Graves chose poison for hate and for parity in what would have been, otherwise, an unfair fight. Is this the origin of the poison stories of the 1880s and 1890s or had Graves hit upon the idea from earlier stories of poison duels? Beach is torn here. The poison duel is certainly older, as will be seen in the next poison duel post. However, this story could have been a germ and it is interesting that this non-duel took place in the south not that far from Louisiana where the most famous fictional duel of them all took place. In any case, back to sensible old Lacy and Graves, who reveals himself to have been something of a psycho.
Lacy’s answer to this proposition was, ‘I will not drink poison to accommodate you, nor will I hazard my life with you in any manner whatever [sic].’ Graves’ second proposition was, ‘If Captain Lacy insists on a decision by bodily exertion, he shall be accommodated, under a pledge of honour that he will afterwards meet Colonel Graves on equal ground, and lodge no information, nor take advantage of such honourable proposition as he may make.’ To this proposition, Lacy answered in the negative, saying again he would hazard his life in no other way than fist fight. Here Graves under the influence of passion, said, ‘I am not, nor will be afraid of you; and to prove it, I am willing to go into the woods alone, and put a final end to the contest with knives.’
Honestly would you go into the trees with this man?
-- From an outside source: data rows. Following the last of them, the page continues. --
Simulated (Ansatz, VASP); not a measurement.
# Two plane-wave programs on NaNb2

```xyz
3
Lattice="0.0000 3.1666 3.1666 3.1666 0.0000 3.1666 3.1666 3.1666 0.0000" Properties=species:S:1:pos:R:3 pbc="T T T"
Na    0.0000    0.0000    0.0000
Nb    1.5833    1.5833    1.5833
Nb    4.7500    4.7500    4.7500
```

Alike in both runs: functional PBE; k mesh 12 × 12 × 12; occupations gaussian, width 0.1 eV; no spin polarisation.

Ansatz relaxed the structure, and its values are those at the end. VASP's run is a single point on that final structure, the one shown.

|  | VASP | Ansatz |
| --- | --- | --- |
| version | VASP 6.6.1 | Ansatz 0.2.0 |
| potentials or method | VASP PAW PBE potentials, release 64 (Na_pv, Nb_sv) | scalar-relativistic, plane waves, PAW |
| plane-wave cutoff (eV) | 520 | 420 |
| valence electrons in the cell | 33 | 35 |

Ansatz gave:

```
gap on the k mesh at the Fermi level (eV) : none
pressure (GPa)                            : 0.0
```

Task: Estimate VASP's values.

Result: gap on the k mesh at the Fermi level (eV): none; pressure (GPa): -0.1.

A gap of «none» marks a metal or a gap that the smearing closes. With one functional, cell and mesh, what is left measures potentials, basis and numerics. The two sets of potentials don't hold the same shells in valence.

Anything else on Graves and Lacy? can this apparently contemporary report be confirmed in any way? Drbeachcombing AT yahoo DOT com It goes without saying that Graves was found not guilty by a jury of his peers and anyone who knows anything about nineteenth-century duels will not be surprised to learn that both men were legislators. Col Richard Graves (obit 1835) lived at Indian Fields Plantation: he would have been almost fifty when the duel negotiations took place. Archibald Lacy was, one reliable nineteenth century source states, a near neighbour.